Lawyers in Kashmir told the Telegraph that fewer than one per cent of arrests under the UAPA have resulted in a conviction over the past decade. And nationally, less than three per cent of the 5,922 Indians arrested under the UAPA between 2016-2019 were convicted, according to India’s National Crime Records Bureau.
Instead, this and other anti-terror laws appear to be used by India’s increasingly authoritarian BJP to silence opposition.
The largest number of arrests have taken place in Jammu and Kashmir, where a pro-independence insurgency has been raging since 1989 and which was stripped of its autonomy by the Indian government in 2019.
Rahul Verma, fellow at the Center for Policy Research, a Delhi think tank, said preventive detention has been used by successive Indian governments.

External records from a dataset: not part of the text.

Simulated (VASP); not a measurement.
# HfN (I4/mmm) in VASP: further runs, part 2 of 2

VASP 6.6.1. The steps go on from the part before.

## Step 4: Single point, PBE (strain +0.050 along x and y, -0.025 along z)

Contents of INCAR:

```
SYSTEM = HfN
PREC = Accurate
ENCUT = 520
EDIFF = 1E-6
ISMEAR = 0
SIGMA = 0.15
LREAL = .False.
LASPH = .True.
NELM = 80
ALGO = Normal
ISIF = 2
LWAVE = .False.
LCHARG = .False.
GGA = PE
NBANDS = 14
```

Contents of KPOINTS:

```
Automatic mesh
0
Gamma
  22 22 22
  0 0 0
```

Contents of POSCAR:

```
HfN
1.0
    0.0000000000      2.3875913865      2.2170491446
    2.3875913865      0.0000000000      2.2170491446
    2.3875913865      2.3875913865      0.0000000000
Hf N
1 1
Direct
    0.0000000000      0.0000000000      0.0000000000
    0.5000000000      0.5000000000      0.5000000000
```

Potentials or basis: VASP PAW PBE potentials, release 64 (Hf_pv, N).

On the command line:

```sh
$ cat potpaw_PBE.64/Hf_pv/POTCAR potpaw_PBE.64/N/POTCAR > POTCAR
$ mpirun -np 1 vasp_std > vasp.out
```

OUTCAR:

“I think the government’s viewpoint is that these laws are needed, especially due to the challenges the Indian state has been facing due to external aggression or terrorism in some parts of Jammu and Kashmir,” said Mr Verma.
“But, in recent times, these laws have come under renewed scrutiny, especially after the courts have recognised that some UAPA arrests are arbitrary.”
On top of the detentions, organisations like Human Rights Watch have detailed forced disappearances, extrajudicial killings and gang-rapes of civilians in Jammu and Kashmir.
“Now, over the last three years, the Indian authorities have begun invoking the dreaded UAPA more widely. They want to control and dominate the population of Kashmir through repressive and oppressive tactics,” said Habeel Iqbal, a lawyer working on UAPA cases in Kashmir.
“Whenever anybody is arrested, including the youth, they face physical torture during the first 15 or 20 days of their arrest. It hasn’t been widely reported because these detainees often only get released after six months.”
Detainees across Kashmir reported severe abuse, some for several weeks at a time, following their detention by the Indian police.
“During my interrogation, police would hit me on my shoulders, thighs and bottom. They would slap me repeatedly on my face and hit my face at all times with sticks, even pulling at my beard,” alleged one man in his 30s, who wishes to remain anonymous.
He says he was arrested near the city of Srinagar in January after he was accused of having information about a militant group that had engaged in a gunfight with police.
“I was kept standing outside in the snow from morning until 8pm and they would not allow me to sleep. One of them hit me so hard on my right hand that my thumb got dislocated and I still feel numbness in it,” the man alleged.
He was then transferred to jail over 700 kilometres away in the state of Haryana, before being finally released in July after a court said there were no “compelling reasons” to detain him.
“The torture remains with them for a long, long time,” said Mr Iqbal, “People act completely differently after they are released, they remain within themselves. They are not the same person afterwards.”
Children also allege they were tortured. The parents of a 15-year-old boy said their son was “subject to electric current shocks and beaten with sticks on his shoulders, thighs, legs, arms, back, and fingertips” after being accused of detonating a mine.
His parents say his initial police confession was obtained under duress. The minor has now been released and sent to a trauma recovery facility.
“People are being severely tortured to confess to crimes that they have not done. They are put in solitary confinement and children are put with criminals,” said Sabia Dar, an activist with the Association of Parents of Disappeared Persons.
“Private parts are tortured, people are hung upside down and their bodies are beaten with sticks, while others have electric shocks on their fingertips, ears, hands and feet.”
India’s preventive detention laws faced scrutiny earlier this month after the death in detention of 84-year-old Father Stan Swamy, one of the country’s highest-profile human rights activists.
Activists allege his detainment was politically motivated and he was punished for vocally supporting the rights of India’s exploited tribal populations.
“Ensuring public safety is the state’s responsibility but unfortunately, the Indian authorities have been using counter-terror laws to arbitrarily detain people. In many cases, charges are never filed and in others, trials can take a long time while people remain in jail until judges find the evidence against them insufficient,” said Meenakshi Ganguly, the Head of South Asia at Human Rights Watch.
“There are serious allegations of mistreatment in custody. It is concerning that there is no accountability or reparations for such abuses.”
The Indian Ministry of Home Affairs did not respond to the Telegraph’s request for comment.